Stricter requirements are being enforced for application authentication and cross-organization access

Today GitHub is enforcing two new security improvements. First, signing into GitHub Apps and OAuth Apps that are private or owned by Enterprise Managed User (EMU) accounts is now restricted unless you are a member of the organization or enterprise that owns the application. Second, we have tightened the definition of internal visibility when calculating the access an SSO-authorized token has within a multi-organization enterprise.

These updates block some access patterns that a few developers (<0.05%) relied on, often unknowingly. We have temporarily exempted applications and enterprises that appeared to depend on this access, and have emailed these application owners and administrators with details about how to update their use to avoid breakage.

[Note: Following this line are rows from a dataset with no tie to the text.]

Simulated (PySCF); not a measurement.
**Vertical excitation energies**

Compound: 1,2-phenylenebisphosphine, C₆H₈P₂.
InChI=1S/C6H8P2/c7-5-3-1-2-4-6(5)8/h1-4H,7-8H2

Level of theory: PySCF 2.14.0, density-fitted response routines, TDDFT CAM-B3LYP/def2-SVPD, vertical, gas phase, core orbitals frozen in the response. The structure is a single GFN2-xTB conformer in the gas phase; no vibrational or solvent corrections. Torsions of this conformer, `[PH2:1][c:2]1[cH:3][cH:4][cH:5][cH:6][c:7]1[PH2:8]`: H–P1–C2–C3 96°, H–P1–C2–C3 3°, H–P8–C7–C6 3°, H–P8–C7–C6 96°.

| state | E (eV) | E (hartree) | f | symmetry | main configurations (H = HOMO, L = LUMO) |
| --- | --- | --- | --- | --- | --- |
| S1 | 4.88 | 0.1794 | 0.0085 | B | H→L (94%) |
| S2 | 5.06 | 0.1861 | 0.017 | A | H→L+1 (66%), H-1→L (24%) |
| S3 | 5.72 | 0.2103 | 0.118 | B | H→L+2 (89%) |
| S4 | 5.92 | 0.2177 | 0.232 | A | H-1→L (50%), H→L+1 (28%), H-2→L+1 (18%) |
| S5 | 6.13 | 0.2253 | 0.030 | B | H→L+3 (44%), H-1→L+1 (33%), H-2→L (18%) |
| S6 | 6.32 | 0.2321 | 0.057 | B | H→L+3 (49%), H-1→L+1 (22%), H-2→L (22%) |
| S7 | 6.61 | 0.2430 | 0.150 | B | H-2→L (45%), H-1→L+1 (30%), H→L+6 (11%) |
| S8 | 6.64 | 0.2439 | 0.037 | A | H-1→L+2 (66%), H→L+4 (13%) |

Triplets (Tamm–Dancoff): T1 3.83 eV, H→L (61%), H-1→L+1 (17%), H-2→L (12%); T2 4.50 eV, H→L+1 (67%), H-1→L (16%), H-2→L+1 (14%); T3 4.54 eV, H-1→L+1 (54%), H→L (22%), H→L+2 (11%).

Application authorization updates

Application visibility and EMU ownership is now taken into account when deciding who can sign in to a GitHub App or OAuth app. As a result, to sign into an app, users must now be a member of the enterprise if it is internal, or the owning organization if it's private. GitHub Apps that are private and owned by a user can only ever be signed into by the user that owns the app.

Prior to this update, users were able to grant any application permissions against their user account by signing into it. This only gives the application access to the user account and does not grant the user any access to data in GitHub. However, app developers who did not validate the identity of a signed in user may have assumed that because the user signed in they are a valid user of the application, and gave the user access to data protected by the application. We are making this change to application authorization so that it aligns with developer expectations in order to reduce the impact of insufficient authorization in applications.

Some developers took a dependency on this access pattern and have a reliance on external users accessing their application despite it being internal or private. Applications with 50 or more external users signing into them in the last year have been exempted from this update, and the owners have been emailed with the details about this exemption and when it expires. If you find that some users are no longer able to sign in to your application because of this update, you need to change your application in one of the following ways:

  • If your app is owned by an EMU account but needs to be accessed by users outside of your enterprise, you need to recreate the application outside of your enterprise.
  • If your app is private and needs to be accessed by members of your enterprise, transfer it to your enterprise. This makes it internal.
  • If users outside of your organization and enterprise need to access the app, make it public.
  • If you own the app on your user account but want members of a specific organization or enterprise to access it, you need to transfer it to that account.

This update does impact private GitHub apps on GHES and will be part of the GHES 3.19 release. It does not impact internal GitHub Apps owned by the enterprise account on any product line.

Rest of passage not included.